In 2004, the Canadian Transportation Agency marks 100 years of service to Canadians in motion. I believe, as this history of transportation regulation chronicles, that the Agency and its predecessors reflect nothing less than the evolution of Canada itself, its economic development and its changing place in the world.
On February 1, 1904, the Board of Railway Commissioners, with its authority over railways, was established as the Canadian government's first independent regulatory body.
That first board, with the full powers of a Superior Court, became the model for not only the transportation agencies that succeeded it, but for federal regulators in other fields as well. It is not surprising that the Canadian government's regulatory history would have been pioneered by a transportation board. The sheer vastness of our country has made transportation perhaps the most fundamental and critical component of Canadian economic and political development. Over time, uniquely Canadian institutions have been created to ensure that the public good is protected in the development of our transportation systems.
That first Board of Railway Commissioners, with jurisdiction over railway freight rates, construction and line abandonment, among other things, was quite regimented in its approach. It existed for 34 years, from the heyday of railway expansion when railway promoters rushed hither and yon to lay down new tracks, until the Depression-era retrenchment of railways and the emergence of competition from automobiles and aircraft.
The Board of Transport Commissioners was created in 1938 to succeed the first board and assume additional authority over air and marine matters. However, the Government of Canada, seeking a tighter rein on the airline industry, went on to create a separate Air Transport Board in 1944. In 1947, the Canadian Maritime Commission assumed authority over marine matters.
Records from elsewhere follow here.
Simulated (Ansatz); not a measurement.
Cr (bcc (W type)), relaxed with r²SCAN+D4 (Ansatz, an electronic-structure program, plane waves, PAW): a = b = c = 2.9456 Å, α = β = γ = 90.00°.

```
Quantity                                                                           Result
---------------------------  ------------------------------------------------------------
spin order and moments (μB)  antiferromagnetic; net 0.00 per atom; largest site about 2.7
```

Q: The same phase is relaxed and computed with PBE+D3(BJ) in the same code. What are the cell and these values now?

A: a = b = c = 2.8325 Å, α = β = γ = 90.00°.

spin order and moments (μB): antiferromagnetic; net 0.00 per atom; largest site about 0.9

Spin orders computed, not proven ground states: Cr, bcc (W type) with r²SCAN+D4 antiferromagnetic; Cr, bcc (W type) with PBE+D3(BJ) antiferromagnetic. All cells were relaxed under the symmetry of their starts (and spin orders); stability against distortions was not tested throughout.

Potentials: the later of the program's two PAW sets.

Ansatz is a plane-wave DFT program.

The Canadian Transport Commission (CTC), which emerged in 1967, was created to deal with all modes of transportation as a competitive whole. Part of its mandate was to rationalize the over-built and under-used railways. It was a difficult time for the Canadian railways and their customers, a time I recall from when I was living on the Prairies. A railway was allowed to apply to abandon rail lines, but the CTC was required to hold hearings to determine if the service was required in the public interest, in which case the service would be continued and the railway would be compensated. Otherwise, lines were abandoned. It was an unwieldy and costly process.
In the early 1980s, Canada embraced the international trend toward deregulation. The most notable development during that period was the Staggers Act, which deregulated railways in the United States. Deregulation of airlines followed. The move to deregulation in Canada was more gradual and balanced, and it led to the creation of the National Transportation Agency in 1987.
That trend toward less-intrusive regulation has continued with the Canadian Transportation Agency in 1996 and its regime is certainly the least-regulated in our country's history. Competition and market forces are now the drivers, as opposed to strict rules. Railways and airlines are mainly free of rate regulation. They have freedom of market entry and exit, as well as freedom to abandon operations. Airlines are still regulated under the terms of international agreements but, domestically, they can operate with relatively little intrusion by government.
Today, the Agency deals much differently with its clients and constituents than in the past. Whereas its predecessors maintained a distance from their clients, the Agency today reflects how the world has changed to become more user-friendly, more citizen-focused. Still mindful that we are a court and must maintain independence and impartiality, we at the Agency feel strongly that we have a responsibility to the public, carriers and consumers to ensure they are fully aware of their rights and obligations under the Agency's governing legislation. Our emphasis now is on communication and outreach. At the same time, we strive to keep up with developments in the transportation industry, to be informed and tuned in.
We have shifted away from regulatory means whenever possible to finding solutions through voluntary approaches. This is especially true in the area of accessible transportation for persons with disabilities. The mid-1990s saw two significant sets of regulations developed, the Terms and Conditions of Carriage for People with Disabilities and the Training Regulations for Personnel Dealing with Persons with Disabilities. Both are far-reaching and apply to all federally-regulated carriers. In the years since these initiatives were introduced, we have increasingly sought voluntary compliance through codes of practice, rather than by formal regulation.
These codes of practice were hammered out by the Agency, the community of persons with disabilities and the carriers; of course, they involved lots of consultation, listening and refinement. But we were successful in putting the codes in place and in setting target dates for their implementation; with service standards for all modes of transportation – rail, air and marine. That has been quite a significant shift in our regulatory approach – from enforcement to voluntary compliance and monitoring.
The position of Air Travel Complaints Commissioner, established in 2000 and now held by Liette Lacroix Kenniff, represents another method of resolving complaints through facilitation and persuasion, rather than through a regulatory process. The Commissioner reports to the Transport Minister and to Parliament twice a year and uses public awareness to encourage carriers to treat customers fairly.
In the past two years, the Agency has been offering a new service to clients to resolve disputes through mediation. Our experience to date indicates a 95 per cent success rate in helping the parties find their own solutions, quickly and inexpensively. We intend to continue to provide mediation as an alternative dispute resolution process.
The role of transportation regulation has always been to balance the interests of shippers and consumers against the interests of carriers. There is a natural tension between users and providers of transportation. Users always want better service and lower costs while providers want more business and more revenue.
Balancing those interests was the challenge presented to the Board of Railway Commissioners when it first met on a snowy February day 100 years ago. Since then, the one constant has been the need for a regulatory body committed to balancing these diverging interests in a fair and transparent manner. That will remain the Agency's goal as it continues to adapt to the changing landscape of transportation in Canada.